Anna Sofia Sjöblom was born on 14 April 1894 in Finland the daughter of Gabriel Gustafsson Sjöblom, a woodworker (b. 16 September 1862 at Oravais, Finland) and Johanna (née Nilsdotter; b. 17 July 1867 at Munsala) Gustafsson. Her parents had married 1 June 1890.
She had a brother Andrew John, born 27 January 1904 in Finland (d. 19 December 1979 in Tacoma), and a sister Katharina Johanna, 3 January 1897 (d. 1956). Another brother, Daniel, was mentioned in the contemporary press, and there may have been other siblings as well.
The family lived in Munsala, Nicolaistad, Vasa County, Finland and it is likely she and her siblings were born there.

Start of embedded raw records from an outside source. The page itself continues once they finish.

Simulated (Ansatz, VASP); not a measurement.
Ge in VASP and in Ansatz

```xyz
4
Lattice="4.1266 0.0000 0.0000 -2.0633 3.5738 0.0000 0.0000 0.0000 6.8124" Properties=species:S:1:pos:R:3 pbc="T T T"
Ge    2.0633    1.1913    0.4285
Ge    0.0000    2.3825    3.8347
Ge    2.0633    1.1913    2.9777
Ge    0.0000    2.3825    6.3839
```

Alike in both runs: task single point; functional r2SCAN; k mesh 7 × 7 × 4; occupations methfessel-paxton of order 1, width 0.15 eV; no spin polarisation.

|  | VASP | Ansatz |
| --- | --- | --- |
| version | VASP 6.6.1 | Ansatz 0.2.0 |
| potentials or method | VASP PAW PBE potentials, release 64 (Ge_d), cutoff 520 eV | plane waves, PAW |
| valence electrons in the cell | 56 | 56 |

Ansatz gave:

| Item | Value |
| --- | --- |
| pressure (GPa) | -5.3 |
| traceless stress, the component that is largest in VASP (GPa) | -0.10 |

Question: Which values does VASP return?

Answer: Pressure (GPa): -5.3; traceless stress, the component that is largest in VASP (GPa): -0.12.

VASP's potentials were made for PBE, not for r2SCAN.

Anna was travelling to her father, who had come to the USA in 1904 and who lived in Olympia, Washington. He was employed by Simpson Timber Company, where her uncle Daniel also worked.
She probably travelled the same way as Jakob Alfred Johanson and Jakob Alfred and Karl Johan Wiklund. Jacob Wiklund was in the same class at school as Anna. They left Hangö on March 30, 1912, however, none of them is on the passenger list for FÅA's Polaris which sailed from Hangö to Hull on April 3.
The group were originally booked on the Adriatic but were transferred when their sailing was cancelled due to the coal strike. Anna did not understand English, so Johanson who had spent a long time in North America helped for her and the Wiklund brothers during the trip.
Anna Sjoblom's boarding pass
Courtesy Phillip Gowan / Alan Gorsuch, USA
14 April 1912 was Anna'a 18th birthday and that night she lay fully clad on her bed when the collision occurred, but she did not care too much since she had been seasick during the whole trip. When she tried to reach the boat deck together with another Finnish girl, they got lost and reached the 2nd class promenade on A deck and had to climb a crew ladder. That was near to the à la Carte restaurant and could see the laid tables through the windows. About 1.30 according to Anna she entered a lifeboat. All three of her companions died in the sinking.
After her arrival in New York, she was taken to the Lutheran emigrant home and went a week later by train to Olympia. For part of the trip, she travelled with Oscar Hedman, Berta Nilsson and Carl Olof Jansson from Sweden.
Anna Sjoblom after her rescue.
Anna married Anton Nils Peterson on 7 October 1913, in Pierce County, Washington. She had two children with Mr Peterson; Evelyn Eleanor, b. 9 August 1914 (d. 1999), and Harold William, b. 14 April 1916.
Her mother and brother came to the USA in 1915.
She was divorced by 1920, living at 936 (?) South East Street in Tacoma, and was noted as a hotel seamstress.
She later married John Gordon Kincaid, an electrician b. 12 March 1889 in Colorado, on 18 July 1923, in King County, Washington.
The two children did not live with her in 1920, but they lived with her and Mr Kincaid in 1930.
She became a widow on 4 May 1954 and in 1956 moved to 1220 South Jefferson St. Olympia.
She passed away on 3 November 1975, aged 81.